BRIEF DESCRIPTION OF THE DRAWINGS


FIG. 1 shows an acoustic logging tool.



FIG. 2 shows acoustic signals detected using an acoustic logging tool.



FIG. 3 show a semblance map.



FIGS. 4A and 4B show examples of dispersion curves.



FIG. 5 shows an embodiment of processing a dispersion curve.



FIG. 6 shows asymptotic index (A.I.) plotted as a function of slowness.



FIG. 7 shows a log of asymptotic index (A.I.) with formation shear slowness overlaid on the log.



FIGS. 8A and 8B show an alternative embodiment of processing a dispersion curve and a histogram of total A.I. counts at a range of slowness values.

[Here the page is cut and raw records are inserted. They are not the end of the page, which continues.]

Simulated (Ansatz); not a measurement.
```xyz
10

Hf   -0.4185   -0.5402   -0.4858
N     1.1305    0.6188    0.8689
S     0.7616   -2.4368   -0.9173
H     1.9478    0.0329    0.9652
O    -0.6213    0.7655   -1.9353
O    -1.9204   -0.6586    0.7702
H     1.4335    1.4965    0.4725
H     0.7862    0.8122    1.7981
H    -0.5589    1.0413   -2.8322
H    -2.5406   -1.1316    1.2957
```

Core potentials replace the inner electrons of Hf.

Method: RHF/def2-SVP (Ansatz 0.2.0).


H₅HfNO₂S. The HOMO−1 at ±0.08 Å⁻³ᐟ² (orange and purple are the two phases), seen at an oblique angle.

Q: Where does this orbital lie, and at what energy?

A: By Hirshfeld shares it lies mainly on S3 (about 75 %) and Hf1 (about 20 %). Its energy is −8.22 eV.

FIG. 9 shows a workflow for generating and displaying sonic logging data.





DESCRIPTION


FIG. 1 illustrates aspects of a wireline-deployable acoustic logging tool 100 for obtaining acoustic measurements in a borehole. It should be noted that, while a wireline-deployable tool is illustrated, similar acoustic logging tools may be incorporated into a drill string for LWD/MWD applications. The illustrated acoustic logging tool 100 may be deployed into a borehole using a line 102, which may be a wireline, slickline, coiled tubing, or the like. The acoustic logging tool includes a transmitter section 104 and a receiver assembly 106 The transmitter section may contain one or more acoustic transmitters that can impart acoustic signals to the environment. According to some embodiments, the transmitters preferentially excite one or more acoustic modes including but not limited to compressional, dipole and Stoneley modes, The receiver assembly 106 includes a plurality of receivers 108 axially spaced from the transmitter 104. Eight receivers 108 are illustrated for purposes of discussion, although more or fewer receivers can be used. The receivers 108 are shown axially aligned, although axial alignment is not required if the transmitter firing sequence is suitably adjusted. According to some embodiments, an isolator section 110 may separate the transmitter section 104 and the receiver assembly 106.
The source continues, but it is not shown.